PARIS -- Agence France-Presse will cut 95 jobs over the next 5 years, 30 fewer than announced in October, without affecting targeted savings, CEO Fabrice Fries said Monday.
Presenting a revised version of his "transformation plan" to employee representatives, Fries said the company would still save 14 million euros ($15.9 million) on wage costs and 5 million euros on other expenses by 2023.
To achieve this, management will convert 15 of the current 175 expatriate postings into local jobs and realize savings through replacing senior employees with younger ones.
The AFP chapter of the journalists union SNJ rejected the new plan as "totally unacceptable."
"This plan is still void of any editorial element. Weakening the editorial team, pulling apart a network of expatriates who contribute to the strength and attractiveness of the world's third biggest news agency, threatens the goal of serving the public interest," the the agency's leading editorial union said on Twitter.
Under the first iteration of the plan, 125 jobs were to have been cut through attrition, with incentives put in place for employees to retire. At the same time, 30 new hires were planned.
Two-thirds of the 258 AFP employees who will turn 65 by 2023 are journalists.
The 95 job cuts would concern 72 among technical and administrative personnel, and 23 journalists.
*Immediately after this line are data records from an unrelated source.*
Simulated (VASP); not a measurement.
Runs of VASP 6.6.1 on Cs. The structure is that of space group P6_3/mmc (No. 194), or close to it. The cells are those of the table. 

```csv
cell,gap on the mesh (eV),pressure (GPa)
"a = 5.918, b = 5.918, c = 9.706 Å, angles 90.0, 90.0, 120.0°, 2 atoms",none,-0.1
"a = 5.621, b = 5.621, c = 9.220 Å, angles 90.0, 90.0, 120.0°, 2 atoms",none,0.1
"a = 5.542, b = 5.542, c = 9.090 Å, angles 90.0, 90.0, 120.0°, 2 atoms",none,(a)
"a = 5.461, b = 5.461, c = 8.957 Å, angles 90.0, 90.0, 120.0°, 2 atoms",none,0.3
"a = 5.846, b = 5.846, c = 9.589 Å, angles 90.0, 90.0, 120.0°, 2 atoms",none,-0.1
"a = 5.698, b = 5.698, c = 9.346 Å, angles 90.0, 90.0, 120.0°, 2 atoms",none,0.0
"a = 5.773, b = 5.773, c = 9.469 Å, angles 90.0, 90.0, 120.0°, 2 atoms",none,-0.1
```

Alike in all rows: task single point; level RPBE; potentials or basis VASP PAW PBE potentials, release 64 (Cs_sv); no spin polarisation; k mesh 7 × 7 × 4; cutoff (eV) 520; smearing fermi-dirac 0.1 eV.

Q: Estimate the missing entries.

Management said it decided to adopt a voluntary departure plan rather than a strategic workforce planning accord as it initially proposed.
"This option will in fact allow us to differentiate between voluntary retirement and voluntary departures for professional projects," Fries said.
Management hopes to open negotiations with the works committee in March with a view to implementing the new plan in the autumn, Fries said.